Two Sites that Turn Your Library Photos into Videos

Here are two sites that make it easy to turn a set of library photographs into a fast and fun video to post on YouTube or share on your library website. How about trying one of these for Massachusetts Library Snapshot Day?

Both of these sites have lots of options for selecting photographs, including pulling in a set from Flickr. I find that it’s easier to create a set of 12 – 18 selected photographs and put them into a set on Flickr to use for the video. Both sites are pretty simple to use, especially if you follow the instructions, and both keep adding new features, so I won’t attempt to document them here, but here’s a couple of examples using some of my library photographs.

Animoto

Animoto — Animoto makes photo slideshows that somewhat resemble movie trailers. You select the images you want to use, choose a musical clip from the large assortment provided, and then let Animoto create the video. They match the music and the images to create various animated transition effects, and no two videos are alike. In fact, if you don’t like your first attempt, you can let Animoto try again and you’ll get something different. There are other options here — you can mix video clips in, add some words and upgrade to a Pro account for higher quality, longer videos, different styles and to remove the branding.
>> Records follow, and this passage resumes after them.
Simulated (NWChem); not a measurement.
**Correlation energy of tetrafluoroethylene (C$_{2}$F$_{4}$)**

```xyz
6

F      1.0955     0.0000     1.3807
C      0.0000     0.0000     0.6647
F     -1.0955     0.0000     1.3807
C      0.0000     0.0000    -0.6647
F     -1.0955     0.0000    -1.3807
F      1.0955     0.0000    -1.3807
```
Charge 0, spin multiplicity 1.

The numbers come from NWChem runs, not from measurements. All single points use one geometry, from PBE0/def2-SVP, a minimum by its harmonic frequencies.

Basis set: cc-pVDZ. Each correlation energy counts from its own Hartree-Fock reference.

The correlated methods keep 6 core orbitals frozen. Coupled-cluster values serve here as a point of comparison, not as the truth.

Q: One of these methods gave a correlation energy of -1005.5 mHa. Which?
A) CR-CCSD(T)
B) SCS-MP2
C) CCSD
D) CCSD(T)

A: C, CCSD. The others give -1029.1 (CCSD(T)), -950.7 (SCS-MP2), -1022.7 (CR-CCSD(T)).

Animoto Overview — Check this page for more information on how to get started

Pummelvision

Pummelvision was designed to do one thing only, but to do it well — it creates a rapid slideshow of a large group of photographs matched to a beat. There are few options here, although you do have two choices for the speed: fast or very fast.

Google Tip: Sites with Images

Google has a handy filter that limits search results to sites with images, and displays a selection of the images for each site on the search results page. For many searches, I’m finding that turning this filter on makes it much faster to find the kind of site I’m looking for just by scanning through the search results. When I’m specifically looking for images, I often use this Site with Images feature rather than a Google Images search because I like having the images organized by site and presented with a little more context. It also helps me quickly identify a site with a historical or biographical slant, when that’s what I’m looking for. I also find this useful for travel searches, because even if I’m looking for information, I also want to see pictures, and for any sort of how-to search including cooking, crafts and home repair, because pictures add so much to those site.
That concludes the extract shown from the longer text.